Here and Now Revisited
Certainty, Solidity, Physical Ambiguity and Our Reclaiming of Personal Space
Some Serious Questions
Our Min Jie practices and investigations can bring up some serious questions around what it means to be here now.
Especially questions like ‘what is here?’ and ‘what is now?’
These ambiguities arise on a philosophical level, and also in a physical sense. When you begin to experience how little of your body you actually inhabit at any given time, plus the amount of focus and energy it requires to even begin to get out of your imagination and simply observe your bodily sensations, only to discover how long it’s been, if ever, since you’ve inhabited your physical space, even the limited physical space of your body, well, it’s daunting. But it’s also very rewarding in some strange way.
The Long Process of Reclaiming
Again, the real whammy happens when somebody who is slightly more practiced than you are comes along and demonstrates that it’s pretty simple for them to temporarily occupy and control the physical space that you previously assumed you inhabit, but for many ostensibly practical purposes, don’t.
This is when you begin to understand how much of the physical, emotional, mental and energetic space that you believe is yours, isn’t.
A natural and healthy response to this awareness is to begin the long process of reclaiming at least a portion of these spaces for yourself. This is one of many happy outcomes of our Min Jie Foundations practice.
Connections Intrinsic to Time
“Now” is similarly infused with connections and associations from many other times. These connections are both intrinsic to time itself and also contain a dense overlay of personal interconnections that are often infused with an apparently infinite array of emotional and mental colorings that distort, yet must be included, in the qualities of the moment. They are indistinguishable from the moment and make up describable, even quantifiable, sections of its unique topography.
Intersecting Moments
Each of us is living in a different moment. Yet our moments can intersect, even across time. For example, this moment as I am writing is touching your moment as you are reading, Understanding may come now and/or far in the future. Are these moments different or are they the same?

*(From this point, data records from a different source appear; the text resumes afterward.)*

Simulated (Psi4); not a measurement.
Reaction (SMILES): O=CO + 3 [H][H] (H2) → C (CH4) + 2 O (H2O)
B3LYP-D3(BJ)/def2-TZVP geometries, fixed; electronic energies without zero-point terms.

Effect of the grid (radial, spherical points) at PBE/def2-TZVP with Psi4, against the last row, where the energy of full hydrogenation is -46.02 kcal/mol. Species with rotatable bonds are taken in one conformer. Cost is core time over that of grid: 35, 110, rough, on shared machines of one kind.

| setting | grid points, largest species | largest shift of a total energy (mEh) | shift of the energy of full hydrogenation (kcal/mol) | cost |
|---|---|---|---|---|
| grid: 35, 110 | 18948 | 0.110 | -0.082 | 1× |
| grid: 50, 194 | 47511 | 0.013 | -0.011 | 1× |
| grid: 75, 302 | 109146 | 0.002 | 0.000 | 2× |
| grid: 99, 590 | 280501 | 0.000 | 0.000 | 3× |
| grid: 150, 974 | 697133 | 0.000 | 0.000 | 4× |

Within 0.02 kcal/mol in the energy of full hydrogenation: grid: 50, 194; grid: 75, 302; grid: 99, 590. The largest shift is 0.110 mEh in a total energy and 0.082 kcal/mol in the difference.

Moments of divine mantrams uttered at the very beginning of creation continue to echo through practitioners of all ages in a single moment of expression.
Or does it work the other way around?
Certainty, Solidity and Objectivity
There is very little certainty, solidity or objectivity to being here now, but some people are much better at it than others. With practice, we can get better at it than we were before, at least until luck or fate take it away.